Biot–Savart law
The integral that gives the magnetic field of a steady current: dB = (μ₀/4π) (I dℓ × r̂) / r². Magnetism's analogue of Coulomb's law.
Definition
The Biot–Savart law gives the magnetic field at a point produced by an arbitrary distribution of steady currents. In differential form, an infinitesimal current element I dℓ at displacement r from the field point contributes dB = (μ₀ / 4π) (I dℓ × r̂) / r², where r̂ is the unit vector from the source element to the field point and μ₀ is the permeability of free space. To get the total field, integrate this contribution over the entire current-carrying region.

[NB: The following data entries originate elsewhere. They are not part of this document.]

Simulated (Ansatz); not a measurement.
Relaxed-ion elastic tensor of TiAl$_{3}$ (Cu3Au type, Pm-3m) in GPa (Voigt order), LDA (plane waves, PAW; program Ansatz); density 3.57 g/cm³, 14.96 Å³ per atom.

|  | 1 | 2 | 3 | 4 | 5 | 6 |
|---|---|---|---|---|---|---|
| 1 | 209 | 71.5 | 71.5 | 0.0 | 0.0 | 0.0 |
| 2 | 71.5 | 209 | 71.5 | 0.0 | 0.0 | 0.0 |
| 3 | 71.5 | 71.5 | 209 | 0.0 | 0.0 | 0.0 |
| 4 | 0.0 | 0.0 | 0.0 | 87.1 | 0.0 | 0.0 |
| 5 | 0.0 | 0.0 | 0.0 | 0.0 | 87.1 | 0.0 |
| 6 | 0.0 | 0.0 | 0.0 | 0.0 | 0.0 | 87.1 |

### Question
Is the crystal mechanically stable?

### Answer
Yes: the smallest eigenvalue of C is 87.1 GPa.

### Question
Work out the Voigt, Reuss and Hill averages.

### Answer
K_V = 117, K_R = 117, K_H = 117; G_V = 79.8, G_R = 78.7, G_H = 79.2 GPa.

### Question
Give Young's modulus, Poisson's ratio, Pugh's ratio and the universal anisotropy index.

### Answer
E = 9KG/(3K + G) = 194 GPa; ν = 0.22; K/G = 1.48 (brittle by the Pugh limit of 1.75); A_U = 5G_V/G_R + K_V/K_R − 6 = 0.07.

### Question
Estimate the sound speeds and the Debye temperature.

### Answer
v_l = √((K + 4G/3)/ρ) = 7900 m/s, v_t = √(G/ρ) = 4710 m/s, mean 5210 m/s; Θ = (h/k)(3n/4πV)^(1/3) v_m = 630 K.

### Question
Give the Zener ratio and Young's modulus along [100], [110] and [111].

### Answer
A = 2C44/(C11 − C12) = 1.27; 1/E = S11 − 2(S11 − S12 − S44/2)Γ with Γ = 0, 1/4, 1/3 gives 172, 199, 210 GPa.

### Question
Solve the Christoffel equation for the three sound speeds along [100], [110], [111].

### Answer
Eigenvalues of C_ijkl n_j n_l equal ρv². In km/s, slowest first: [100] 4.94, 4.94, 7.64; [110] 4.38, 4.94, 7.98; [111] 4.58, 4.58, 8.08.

Three things to notice about the formula. First, the inverse-square structure is the same as Coulomb's law for electric fields — the magnetic interaction falls off with distance the same way. Second, the cross-product I dℓ × r̂ encodes the rotational geometry that Ørsted observed in 1820: the magnetic field circulates around the current rather than pointing toward or away from it. Third, the factor μ₀/4π = 10⁻⁷ T·m/A in SI units (exactly, before the 2019 redefinition) is built into the unit of the ampere itself — Biot–Savart was the law used to define the SI ampere from 1948 to 2019.
Biot–Savart is to Ampère's law what Coulomb's law is to Gauss's law: an integral expression that always works, but is rarely the most efficient way to compute. For symmetric current geometries (long straight wire, infinite sheet, solenoid), Ampère's law collapses the integration to arithmetic. For everything else — finite wires, current loops, irregular distributions — Biot–Savart is the workhorse, and its line integral is the calculation that physics students perform a hundred times in their undergraduate years.